Shopping healthily on a budget can have its challenges, as the weekly food bill can take a big slice out of our finances. There's no denying with high quality food can come extra cost - but fortunately, only to a degree.
Here are 5 tips, that can help you avoid compromising on nutrition, while still shopping inexpensively and have more money to spend on new summer hats :)
Always meal plan
Planning weekly meals is crucial on a budget. It helps limit eating out, it ensures you’re only purchasing ingredients needed for coming meals, and encourages the use of leftover ingredients at home minimising unnecessary spending and food waste.

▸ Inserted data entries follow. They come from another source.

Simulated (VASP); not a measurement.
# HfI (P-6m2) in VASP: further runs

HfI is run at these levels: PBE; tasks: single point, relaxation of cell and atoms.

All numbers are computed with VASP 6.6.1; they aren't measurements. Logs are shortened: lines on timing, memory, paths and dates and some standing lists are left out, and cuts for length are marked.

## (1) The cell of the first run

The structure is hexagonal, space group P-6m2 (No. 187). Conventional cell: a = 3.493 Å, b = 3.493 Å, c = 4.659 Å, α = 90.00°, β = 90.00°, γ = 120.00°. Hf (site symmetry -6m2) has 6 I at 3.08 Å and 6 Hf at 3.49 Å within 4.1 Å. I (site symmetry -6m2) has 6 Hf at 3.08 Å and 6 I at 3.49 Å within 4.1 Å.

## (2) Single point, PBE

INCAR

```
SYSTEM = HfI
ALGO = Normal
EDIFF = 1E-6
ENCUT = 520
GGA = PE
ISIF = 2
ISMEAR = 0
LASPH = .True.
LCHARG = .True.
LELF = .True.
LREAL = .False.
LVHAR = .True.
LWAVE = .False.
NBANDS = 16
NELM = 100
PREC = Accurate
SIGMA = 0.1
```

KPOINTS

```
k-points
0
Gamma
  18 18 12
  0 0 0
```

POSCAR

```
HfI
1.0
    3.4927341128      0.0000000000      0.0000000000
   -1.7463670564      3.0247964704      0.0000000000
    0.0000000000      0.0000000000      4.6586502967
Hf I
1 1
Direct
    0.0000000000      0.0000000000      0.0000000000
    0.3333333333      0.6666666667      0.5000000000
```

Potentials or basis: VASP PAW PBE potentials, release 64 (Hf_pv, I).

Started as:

When meal planning, start with doing a kitchen inventory of your current stock, then plan out meals, making sure to utlise ingredients already have on hand. Finish by writing a grocery list and only buy what you need when you go shop, with some flexibility to accommodate sales.
2. Keep it simple
Good healthy food is simple food - the basics; our fruits and veggies, eggs, fish, meats, grains and legumes. When we start to cut out extra items that aren’t necessary for our weekly meal plan, more space opens up in our budget. Otherwise, within the basics here's some tips to reduce costs further:
For meat go for cheaper cuts, like stewing beef, silverside, whole chickens and mince. Slow cooking can make toughest of cuts very tender and juicy!
For produce, shop seasonal or go for tinned or frozen. Look for produce grown in NZ, head along to fruit and veggies markets at the end of the day for a great bargain, or consider yourself a green thumb and try grow your own!
For grains don’t forget generic brands. Staples such as rice, pasta, tinned foods, offer have cheaper brand alternatives that are just as great as more expensive branded items. If you have any concern around nutritional quality, it's best to compare the ingredients panel of a product.
3. Waste not, want not
Eating healthy on a budget means becoming more savvy around food waste and getting the most out of your ingredients. Whether we have produce spoiling, or uneaten leftovers going to waste, each time we discard food it costs - here are ways to get creatives with leftover ingredients:
Blend leftover spinach with water and freeze into nutritious ice cubes to add to green smoothies
Preserve or stew excess fruit
Bake leftover potato peeling into crispy potato skin chips!
Blitz stale bread into breadcrumbs
Mash spotty banana for baking
Turn leftover chicken/fish/meat bones and veggie peelings into homemade stock
Add chopped fresh herbs with oil/water to ice cube trays and freeze. Add a cube to a pan at the start of cooking a meal as a herb-infused oil
Use day-old/leftover rice in fried rice
Add old food to the compost bin and worm farms!
4. Consider trialing more meat-free meals!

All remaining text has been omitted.